Pakistan Today

Russia blasts ‘Western hysteria’ over Syria veto

Russia Monday condemned as hysterical the angry Western reaction to its veto of a UN resolution condemning Syria’s crackdown on protestors, as its top diplomat prepared for a mission to Damascus.
After blocking the resolution on Saturday with its Security Council ally China, Moscow has been painted in Western capitals as the diplomatic villain of the crisis and even told by a French minister it needed a “kick in the ass”. But Foreign Minister Sergei Lavrov expressed frustration that the West did not postpone the vote until after his trip Tuesday to Damascus, a still mysterious visit where he will deliver a message to President Bashar al-Assad. “Some comments from the West on the UN Security Council vote, I would say, are indecent and bordering on hysteria,” Lavrov told reporters in Moscow after a meeting with Bahraini counterpart Sheikh Khalid bin Ahmed al-Khalifa.

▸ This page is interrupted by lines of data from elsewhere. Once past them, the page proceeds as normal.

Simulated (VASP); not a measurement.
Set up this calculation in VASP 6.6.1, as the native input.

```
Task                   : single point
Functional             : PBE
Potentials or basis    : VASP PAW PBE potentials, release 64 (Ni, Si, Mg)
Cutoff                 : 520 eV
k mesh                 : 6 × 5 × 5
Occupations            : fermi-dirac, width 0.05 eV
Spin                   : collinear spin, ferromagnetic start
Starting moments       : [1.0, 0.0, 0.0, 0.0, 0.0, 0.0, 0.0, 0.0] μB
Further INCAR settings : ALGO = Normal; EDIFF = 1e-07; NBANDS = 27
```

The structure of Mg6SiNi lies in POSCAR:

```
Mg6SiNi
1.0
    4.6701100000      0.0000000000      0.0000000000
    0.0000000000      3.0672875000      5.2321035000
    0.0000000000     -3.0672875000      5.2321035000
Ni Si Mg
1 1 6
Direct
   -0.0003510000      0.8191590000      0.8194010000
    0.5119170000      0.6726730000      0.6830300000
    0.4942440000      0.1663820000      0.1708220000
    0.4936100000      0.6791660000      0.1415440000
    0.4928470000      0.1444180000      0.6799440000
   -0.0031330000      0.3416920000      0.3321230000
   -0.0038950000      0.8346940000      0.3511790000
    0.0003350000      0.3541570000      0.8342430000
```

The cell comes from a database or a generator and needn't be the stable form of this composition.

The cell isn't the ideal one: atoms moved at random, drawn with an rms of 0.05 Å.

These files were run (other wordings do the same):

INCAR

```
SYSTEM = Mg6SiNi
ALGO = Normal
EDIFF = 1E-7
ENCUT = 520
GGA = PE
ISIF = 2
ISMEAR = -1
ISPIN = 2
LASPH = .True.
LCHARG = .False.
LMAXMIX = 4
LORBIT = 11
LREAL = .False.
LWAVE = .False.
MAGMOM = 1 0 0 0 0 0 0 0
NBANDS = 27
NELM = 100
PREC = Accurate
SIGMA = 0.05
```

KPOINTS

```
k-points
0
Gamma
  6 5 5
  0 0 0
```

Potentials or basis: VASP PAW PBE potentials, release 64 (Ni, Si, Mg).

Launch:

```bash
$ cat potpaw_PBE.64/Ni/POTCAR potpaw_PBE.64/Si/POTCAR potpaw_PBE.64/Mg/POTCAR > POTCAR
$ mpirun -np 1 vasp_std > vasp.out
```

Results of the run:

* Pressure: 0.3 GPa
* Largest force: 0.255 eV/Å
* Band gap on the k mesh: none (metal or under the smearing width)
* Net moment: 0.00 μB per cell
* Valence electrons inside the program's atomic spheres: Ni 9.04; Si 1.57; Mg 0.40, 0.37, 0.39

“Such hysterical comments are aimed at suppressing what is actually happening and what has happened,” said Lavrov. “It reminds me of the proverb: ‘he who gets angry is rarely right’,” he added. Lavrov reaffirmed Russia’s position that the resolution was wrong to blame Assad’s regime alone for the violence and said the text should have also taken aim at the opposition. “In Syria there is more than one source of violence. There are several there,” he said. Russian news agency ITAR-TASS said that Lavrov, accompanied by the head of the Russian Foreign Intelligence Agency (SVR) Mikhail Fradkov, would deliver a message from President Dmitry Medvedev to Assad on Tuesday. But Lavrov would not divulge the purpose of the mission. “When you go on a mission on the order of the head of state then the purpose of the mission is usually only revealed to the person it is addressed to. If I tell you everything now, then what is the point?” “You can talk to people just through the media. And some countries prefer to do things this way. But foreign policy demands a more classical approach.” Lavrov regretted that Western powers had not postponed the vote, saying that Moscow had asked for a delay of a few days so that the outcome of his visit to Syria could be discussed.